Joseph P. Campbell, Jr. <email@example.com>
US Department of Defense, R2
Fort Meade, Maryland, USA 20755-6000
A standard database for testing voice verification systems, called YOHO, is now available from the Linguistic Data Consortium (LDC). The purpose of this database is to enable research, spark competition, and provide a means for comparative performance assessments between various voice verification systems. A test plan is presented for the suggested use of the LDC's YOHO CD-ROM for testing voice verification systems. This plan is based upon ITT's voice verification test methodology as described by Higgins, et al., but differs slightly in order to match the LDC's CD-ROM version of YOHO and to accommodate different systems. Test results of several algorithms using YOHO are also presented.

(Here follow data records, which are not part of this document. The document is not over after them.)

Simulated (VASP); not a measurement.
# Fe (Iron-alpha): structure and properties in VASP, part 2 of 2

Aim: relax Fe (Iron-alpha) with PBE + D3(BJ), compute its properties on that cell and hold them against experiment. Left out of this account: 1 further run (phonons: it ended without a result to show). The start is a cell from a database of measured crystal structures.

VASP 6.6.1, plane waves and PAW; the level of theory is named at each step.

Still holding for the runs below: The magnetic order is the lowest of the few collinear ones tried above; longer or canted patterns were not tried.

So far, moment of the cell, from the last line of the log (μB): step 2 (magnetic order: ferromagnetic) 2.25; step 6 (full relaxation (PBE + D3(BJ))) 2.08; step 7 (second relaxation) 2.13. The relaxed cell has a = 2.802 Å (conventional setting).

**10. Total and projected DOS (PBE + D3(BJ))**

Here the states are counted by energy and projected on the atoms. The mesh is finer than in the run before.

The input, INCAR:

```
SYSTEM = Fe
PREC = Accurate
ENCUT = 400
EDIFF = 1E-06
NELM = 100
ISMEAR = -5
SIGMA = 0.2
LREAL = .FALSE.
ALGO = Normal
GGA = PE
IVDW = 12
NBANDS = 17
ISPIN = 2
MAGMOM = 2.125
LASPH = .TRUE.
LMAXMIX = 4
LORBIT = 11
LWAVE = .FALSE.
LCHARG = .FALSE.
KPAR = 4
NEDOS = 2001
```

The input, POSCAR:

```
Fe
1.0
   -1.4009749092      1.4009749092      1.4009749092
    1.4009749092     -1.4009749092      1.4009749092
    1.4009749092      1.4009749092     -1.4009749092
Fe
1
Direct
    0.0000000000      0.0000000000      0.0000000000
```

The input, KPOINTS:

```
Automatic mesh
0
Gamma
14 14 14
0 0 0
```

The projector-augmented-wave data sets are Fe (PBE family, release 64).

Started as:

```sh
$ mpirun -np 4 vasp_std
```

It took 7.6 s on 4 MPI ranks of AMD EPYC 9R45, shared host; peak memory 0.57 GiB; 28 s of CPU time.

The YOHO voice verification corpus was collected while testing ITT's prototype speaker verification system in an office environment . This database is the largest supervised speaker verification database known to the author. The number of trials and the number of test subjects were chosen to allow testing at the 75% confidence level to determine whether a system meets 0.1% false rejection and 0.01% false acceptance. The test subjects spanned a wide range of ages, job descriptions, and educational backgrounds. Most subjects were from the New York City area, although there were many exceptions, including some nonnative English speakers. A high-quality telephone handset (Shure XTH-383) was used to collect the speech; however, the speech was not passed through a telephone channel. When the system was used in an enrollment or verification session, a sampled waveform file was created for each phrase-length utterance. A subset of these waveform files comprises the LDC's YOHO CD-ROM.
The LDC release of YOHO was designed, with regard to the quantity and collection of data, to answer the following question: does a speaker verification system perform at 0.1% false rejection and 0.01% false acceptance at 75% confidence with a 50% probability of passing the test? There are 138 speakers (106 males and 32 females); for each speaker, there are 4 enrollment sessions of 24 utterances each and 10 verification sessions of 4 utterances each. In a text-dependent speaker verification scenario, phrases are prompted and the claimant is requested to say them. The syntax used in the YOHO database is "combination lock" phrases. For example, the prompt might read: "Say: twenty-six, eighty-one, fifty-seven." Where the claimant is to speak the phrase as three doublets. The LDC YOHO CD-ROM can be summarized as
Contrary to the CD's 0readme.txt file.
- "Combination lock" phrases
- 138 subjects: 106 males, 32 females
- Collected over 3-month period
- Approximately 3-day verification intervals
- Real-world office environment
- 4 enrollment sessions per subject
- 24 phrases per enrollment session
- 10 verification sessions per subject
- 4 phrases per verification session
- Total of 1,380 verification sessions
- 8 kHz sampling with 3.8 kHz bandwidth
- 1.2 gigabytes of data (when uncompressed)
The speech data is divided into two directories to separate enrollment and verification sessions. The enrollment and verification (or identification) phases should only use data from their respective directories.
Speaker enrollment models should be constructed from enrollment sessions 1 through 3. Session 4 can be used to determine cohort  (also known as ratio or likelihood ) set speakers and used for building a speech segmenter.
Unlike some text-dependent speaker verification systems, not all possible verification phrases are available from enrollment (this would lead to excessive enrollment time). Enrollment does, however, cover the acoustic space of all possible speech that could be prompted during verification. For example, during enrollment, models for a given speaker's "fif"-"tee"-"three" can be obtained without actually collecting "Fifty-Three" by using subwords from other prompts; e.g., 51, 52, 63, and 73 (minus coarticulation effects). Because of the difficulty this may cause for some, text-independent test results also can be reported using YOHO.
The enrollment file structure of the disc is enroll/speaker#/session#/prompted_phrase.wav. For example, speaker 101's enrollment session 1 phrase "26_81_57" file is
Each session of each speaker's enrollment directory contains 24 *.wav files.
There is a total of 138 speakers, numbered from 101 to 277 (there are gaps in the sequence).
A single trial can use all the speech in a given speaker's verification session (i.e., up to four phrases). Each speaker can have 10 verification tests against him/herself. (If the four phrases were used for separate verification tests, the independence of the tests would be weak.)
The verification file structure of the disc is verify/speaker#/session#/prompted_phrase.wav. For example, speaker 101's verification session 1320 consists of the following set of 4 speech files:
There is a total of 1,380 sessions, numbered from 528 to 2527 (there are gaps in the sequence).
False-rejection measurements are based on the 1,380 valid session trials. Impostor trials are simulated by presenting the system with one subject's speech and prompted text (embedded in the file name) under a different subject's hypothesized identity.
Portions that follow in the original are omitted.